News / South Africa

Adriaan Roets
2 minute read
9 May 2017
10:42 am

Additional Homo Naledi specimens found, fossils finally dated

Adriaan Roets

The child’s skeleton is one of the most complete ever found.

This morning Wits University announced a second chamber in the Rising Star Cave system in the Cradle of Humankind.

The second chamber revealed more important discoveries only a year and a half after the richest fossil hominid site in Africa had been revealed. This morning, Professor Lee Burger of Wits announced new discoveries that includes the skeleton of a child, a partial skeleton of an adult male and a well-preserved skull.

The child’s skeleton is one of the most complete skeletons ever found. The second chamber also uncovered a soon-to-be controversial hypothesis that Homo Naledi deliberately disposed of its dead in these remote caverns. It was also revealed that Homo Naledi found in the Dinaledi Chamber of the Rising Star Cave system existed 236 000 and 335 000 years ago.

The anatomy of the fossils suggests that their ancestors diverged from the ancestors of modern humans much earlier in time, but work in the Dinaledi chamber is ongoing.

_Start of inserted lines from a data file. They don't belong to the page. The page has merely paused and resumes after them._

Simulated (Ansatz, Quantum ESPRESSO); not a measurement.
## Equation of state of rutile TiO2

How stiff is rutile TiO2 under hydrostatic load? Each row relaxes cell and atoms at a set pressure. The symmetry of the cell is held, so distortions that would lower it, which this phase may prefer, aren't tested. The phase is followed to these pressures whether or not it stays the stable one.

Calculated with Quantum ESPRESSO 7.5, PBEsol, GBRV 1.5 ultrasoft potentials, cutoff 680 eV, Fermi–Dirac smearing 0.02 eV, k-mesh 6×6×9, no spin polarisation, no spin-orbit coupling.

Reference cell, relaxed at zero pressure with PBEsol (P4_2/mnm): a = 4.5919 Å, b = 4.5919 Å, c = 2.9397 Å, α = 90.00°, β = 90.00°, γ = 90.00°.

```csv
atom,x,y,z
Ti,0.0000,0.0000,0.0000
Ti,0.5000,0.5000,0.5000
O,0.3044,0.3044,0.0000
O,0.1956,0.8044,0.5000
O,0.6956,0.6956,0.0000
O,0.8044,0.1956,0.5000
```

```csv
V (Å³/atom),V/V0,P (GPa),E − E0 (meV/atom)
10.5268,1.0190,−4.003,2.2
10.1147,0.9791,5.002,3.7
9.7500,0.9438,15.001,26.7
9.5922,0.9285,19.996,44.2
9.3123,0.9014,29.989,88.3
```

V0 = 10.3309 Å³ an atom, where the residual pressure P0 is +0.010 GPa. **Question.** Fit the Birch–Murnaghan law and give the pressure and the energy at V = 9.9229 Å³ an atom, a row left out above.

Vice-chancellor of Wits Adam Habib said the latest announcement would not be a single event, but would be part of continuous announcements about who humans are as species.

According to Berger, the Rising Star cave system has uncovered more than 130 hominin species. Today’s announcement is still only the tip of the iceberg as more discoveries are being made.

Gauteng Premier David Makhura was seen beaming during the announcement. According to him, the country is benefiting from these globally significant findings, which will also drive tourism.

According to him, the late 2015 and early 2016 exhibition of Homo Naledi attracted up to 3500 people to Maropeng Visitors Centre a day.

It is an important step to promote tourism to the site west of Johannesburg. The original fossils as well as the new discovery will be on public display at Maropeng from May 25.

The exhibit is the largest display of original fossil hominin material in history. The exhibition is called ‘Almost Human’.